Winner of the 2022 Kathryn A. Morton Prize in Poetry, selected by Terrance Hayes.
The debut collection from Simon Shieh, Master is a stark, surreal, and imagistic reckoning with a traumatic past. Master follows the speaker's struggle with masculinity from a martial arts school in upstate New York to a boxing academy in Beijing. Language emerges in this collection not as a neutral witness to a boy’s subjugation, but as the very tool of hegemony, though one which also holds the key to its own undoing, and therefore to freedom. As much as Master is the story of pain, it is also a journey to healing, illuminating that while violence can be our patrimony, it does not have to be our destiny.
Absolutely loved each poem individually, and all of the poems together. Shieh’s craft and execution are unmatched! I’ll be thinking about these voices and their grappling with violence, terror, and tenderness for a long time…
This collection of poems deals in the struggles of youth and the appeal of violence that sometimes develops, therefrom. I loved the language of this book - evocative without being querulous or gaudy.

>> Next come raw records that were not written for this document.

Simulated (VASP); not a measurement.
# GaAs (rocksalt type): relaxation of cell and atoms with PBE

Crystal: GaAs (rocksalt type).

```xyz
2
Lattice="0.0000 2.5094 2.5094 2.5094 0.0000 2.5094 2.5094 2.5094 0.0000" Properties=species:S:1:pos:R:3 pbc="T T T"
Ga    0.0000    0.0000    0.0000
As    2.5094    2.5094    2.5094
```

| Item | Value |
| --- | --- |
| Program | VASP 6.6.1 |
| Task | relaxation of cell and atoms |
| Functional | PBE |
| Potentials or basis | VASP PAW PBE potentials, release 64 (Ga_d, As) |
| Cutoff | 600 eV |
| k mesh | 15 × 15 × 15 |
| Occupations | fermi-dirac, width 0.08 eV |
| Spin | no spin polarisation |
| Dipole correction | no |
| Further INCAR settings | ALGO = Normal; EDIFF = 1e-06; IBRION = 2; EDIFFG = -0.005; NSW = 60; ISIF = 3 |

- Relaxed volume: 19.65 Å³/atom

The poems mix various approaches to free verse poetry and plays heavily with visual arrangement. I will say the line arrangement did sometimes go overboard as far as I was concerned, moving from establishing depth of pauses to making some poems difficult to read. That said, I loved the content of the poems and the artful use of language.
I'd highly recommend this collection for readers of poetry.
To an audience of pink ranunculus on the coffee table, I recited snippets and stanzas from Master, Simon Shieh’s breathtaking first collection exploring the body, dreams, obedience, and trauma, like “the little we know of memory / the little it knows of us” from “Mythomania” and, from “Clearing the Hills,” “As morning comes, I consider the origins / of sunlight. How far it must have come / to get here. How far it would have to go / to escape.”
I didn't know what to expect when I started this book and I had zero expectations but I was blown away by the raw sincerity of the poems. It reminded me of Sarah Kane for the ability to make something so beautiful and delicate from such a traumatic and painful life experience. I can't recommend it enough, definitely one of the contemporary poetry authors I enjoyed the most. This collection of poems is full of pain, sorrow, violence written beautifully.
AMAZINGly gorgeous. The way things were written was so abstract but incredibly beautiful. I took three pages of notes. I remember an image of the speaker peeling a pool of blood off the concrete and stitching it to a shadow or something and the whole book is like that- just incredible images that are impossible but so strong. Adored.
harrowing and devastating, a collection engulfed in a pristine clarity. didn’t realize i was holding my breath the entire time. an unbelievable debut collection that truly is a must read.
Simon Shieh was the first person I met who encouraged to take my writing seriously. Years later, this book is one of the reasons that I take my reading seriously. Holy cow Simon, well done.